The Concours Géza Anda 2024 will be held between 30th May and 8th June in Zurich and Winterthur. It is open to participants from all countries who are born after 30th May 1992.
Mozart Semi-Final with Musikkollegium Winterthur conducted by Mikhail Pletnev.
Final Concert with the Zurich Tonhalle Orchestra conducted by Paavo Järvi.
Among the countless competitions, the Concours Géza Anda is a unique and extraordinary institution in international comparison – and this is not only due to the high-ranking jury, which is staffed with outstanding representatives of the music world. What is special about the Concours Géza Anda piano competition is above all that the representative act of the final concert and the considerable prize money are not enough. The Géza Anda Foundation commits itself to the winners to accompany them as a mentor for three years and, among other things, to provide performance opportunities.
Géza Anda was admitted to the famous Liszt Academy in Budapest at the age of just thirteen, and received his training from its legendary professors of the time such as Ernst von Dohnányi and Léo Weiner. A scholarship then enabled him to continue his studies in Berlin. Anda managed to emigrate to Switzerland during the Second World War, and from then on made this country his home. But his career took him across all of Europe and on repeated tours to the USA, Japan, Korea and South Africa. He performed with all the great conductors from Fricsay to Abbado and Boulez.
Géza Anda’s approach to music was shaped by the typically broad training provided by the Liszt Academy in Budapest, and was determined by a rational, extremely detailed, lucid analysis of the musical text at hand. Both as a performing musician and as a teacher, he placed importance on the most exact examination of the score before then setting himself free of it in order to attain a highly individual, personal interpretation of the music: “If you want to interpret a work, you can’t learn it”, he said; “you have to become completely at one with it”.

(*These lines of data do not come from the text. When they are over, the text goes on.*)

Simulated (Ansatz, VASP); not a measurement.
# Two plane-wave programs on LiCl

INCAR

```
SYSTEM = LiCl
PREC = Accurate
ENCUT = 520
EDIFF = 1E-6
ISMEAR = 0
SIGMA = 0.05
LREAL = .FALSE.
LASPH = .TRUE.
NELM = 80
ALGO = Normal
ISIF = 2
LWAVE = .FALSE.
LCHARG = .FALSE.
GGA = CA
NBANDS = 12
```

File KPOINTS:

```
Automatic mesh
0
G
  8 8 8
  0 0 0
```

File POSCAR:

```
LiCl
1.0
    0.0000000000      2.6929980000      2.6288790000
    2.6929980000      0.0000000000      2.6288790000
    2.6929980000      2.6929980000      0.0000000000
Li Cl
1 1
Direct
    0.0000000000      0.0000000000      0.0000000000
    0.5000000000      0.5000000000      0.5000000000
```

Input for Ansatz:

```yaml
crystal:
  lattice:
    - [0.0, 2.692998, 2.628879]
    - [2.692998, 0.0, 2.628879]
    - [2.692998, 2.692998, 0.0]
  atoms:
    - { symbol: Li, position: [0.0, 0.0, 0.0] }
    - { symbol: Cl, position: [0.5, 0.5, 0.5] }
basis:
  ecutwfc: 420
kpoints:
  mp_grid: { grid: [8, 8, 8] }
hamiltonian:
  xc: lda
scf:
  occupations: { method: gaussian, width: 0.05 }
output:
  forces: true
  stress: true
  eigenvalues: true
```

Géza Anda is best known for his committed advocacy of the piano concertos of Bartók and Mozart. He gave more than 300 public performances of Bartók’s Second Piano Concerto, and his recording of all three remains the benchmark for them today. He was the first pianist to record all of Mozart’s piano concertos, directing them from the keyboard. But these cycles form only a small part of Anda’s vast discography and barely reflect his broad repertoire, which ranged from Bach to Rachmaninov and in the 1950s also encompassed contemporary music.
The Géza Anda-Foundation was created in 1978 in memory of the Hungarian-Swiss pianist Géza Anda, who had passed away two years earlier. The foundation engages in the support of young pianists in the musical spirit of Géza Anda. In addition to numerous other projects, its main focus is the organisation of a triennial international piano competition in Zurich – the Géza Anda Competition.
In addition to organising the Concours Géza Anda international piano competition every three years in Zurich, the Géza Anda Foundation is also involved in other ways in promoting young pianists and, in particular, in enabling the laureates of previous competitions to present themselves to the public. This includes numerous projects and events which are arranged with various partner organisations or realised jointly.